The ever-increasing quantities of data available for processing are leading to a revolution in research and analysis. Each year a new high in the volume of data is reached, we now speak in exabytes (1000^6 bytes) and even zettabytes (1000^7 bytes) and yottobytes (1000^8 bytes). Many home computers have drives with a capacity of one or more terrabytes (1000^4 bytes).
A far cry indeed from the 5.25 inch floppy disk drive (360 kilobytes) or 3.5 inch floppy disk (1.44 megabytes). You would need 2.8 trillion 5.25 inch floppy disks to store one exabyte. Actually a lot more, since they had a reasonably high failure rate. To put this in perspective, that pile of 5.25 inch floppy disks would stand 5.5 million km high.
Of course this vast amount of data doesn’t necessarily make the quality of analysis any better. As I wrote earlier, the easy access to various econometric and statistical analysis packages has led to a growth in extremely poor analysis, and we risk a flood of papers which make assertions not supported by data. Or papers that are riddled with fundamental errors because the authors do not understand statistical and econometric analysis. Being able to use a calculator doesn’t mean one can multiply. Similarly, being able to use, say, Shazam, is no guarantee that a person understands data analysis. Just as teachers should demand of their students proof that they can perform basic arithmetic using a paper and pen, so too should data analysts demonstrate their ability to perform econometrics without a computer.

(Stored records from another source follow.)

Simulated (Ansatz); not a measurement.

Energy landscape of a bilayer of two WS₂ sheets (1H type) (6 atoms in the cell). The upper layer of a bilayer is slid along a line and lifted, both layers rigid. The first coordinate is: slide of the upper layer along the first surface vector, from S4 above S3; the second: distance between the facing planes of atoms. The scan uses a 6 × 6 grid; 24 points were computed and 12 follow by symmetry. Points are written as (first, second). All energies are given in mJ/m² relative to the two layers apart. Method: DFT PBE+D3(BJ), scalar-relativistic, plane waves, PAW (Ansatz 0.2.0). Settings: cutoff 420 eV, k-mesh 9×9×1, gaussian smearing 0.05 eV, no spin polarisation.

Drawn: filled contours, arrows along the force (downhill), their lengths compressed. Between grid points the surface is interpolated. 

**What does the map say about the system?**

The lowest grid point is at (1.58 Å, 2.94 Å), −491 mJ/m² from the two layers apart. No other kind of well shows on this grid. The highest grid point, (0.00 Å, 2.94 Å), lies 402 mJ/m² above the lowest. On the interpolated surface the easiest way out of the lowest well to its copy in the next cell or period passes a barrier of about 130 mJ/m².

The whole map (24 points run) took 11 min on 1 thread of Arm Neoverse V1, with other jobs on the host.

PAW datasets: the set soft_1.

What is required is some computer package that can automatically analyse a paper for errors.
But the idea of data deluge offers many promises. By connecting data from different sources, with different attributes, novel and interesting findings can be found in numerous fields, including traffic flow, crowd behaviour, and the like.
In this, the Australia Bureau of Statistics is far from helpful. Behind the shield of privacy, Brian Pink’s ABS is an organisation that has a wall of data it refuses to release. The ABS is like a black hole – sucking up information which is never seen.
John Kay rightly observes that weather forecasting has improved dramatically over recent years thanks to the vast amount of data and processing power. As Kay notes
In 1987 Michael Fish went on television to reassure viewers rumours of an imminent hurricane were unfounded. A few hours later the most severe winds in decades lifted roofs and felled trees all over Britain.
But such a blunder is much [less] likely now. Short-term weather forecasting is one of the triumphs, perhaps the greatest triumph, of big data – the opportunity supercomputers provide to process data sets of unbelievable size and complexity. I understand that the latest machines can handle an exabyte of data, which is about 20m times the capacity of my Apple Mac. The British Meteorological Office claims that its three-day forecasts today are as accurate as its one-day forecasts were in the heyday of Mr Fish (which is perhaps not the most reassuring way of describing their improved performance).
But Kay has a strong caution. While short-term weather forecasting is more reliable, that reliability drops off rapidly. We can be pretty sure of tomorrow’s GDP, but not next year’s GDP. Or as Kay says
Big data can help us understand the past and the present but it can help us understand the future only to the extent that the future is, in some relevant way, contained in the present.
And that, ladies and gentlemen, is the chimera that climate models seek. That future is not in any way contained in the present. It is a chaotic system, impossible to forecast. Let’s divert that vast computer network, presently devoted to a hopeless pursuit, to more near-term analysis which has relevance to the present and can provide helpful findings.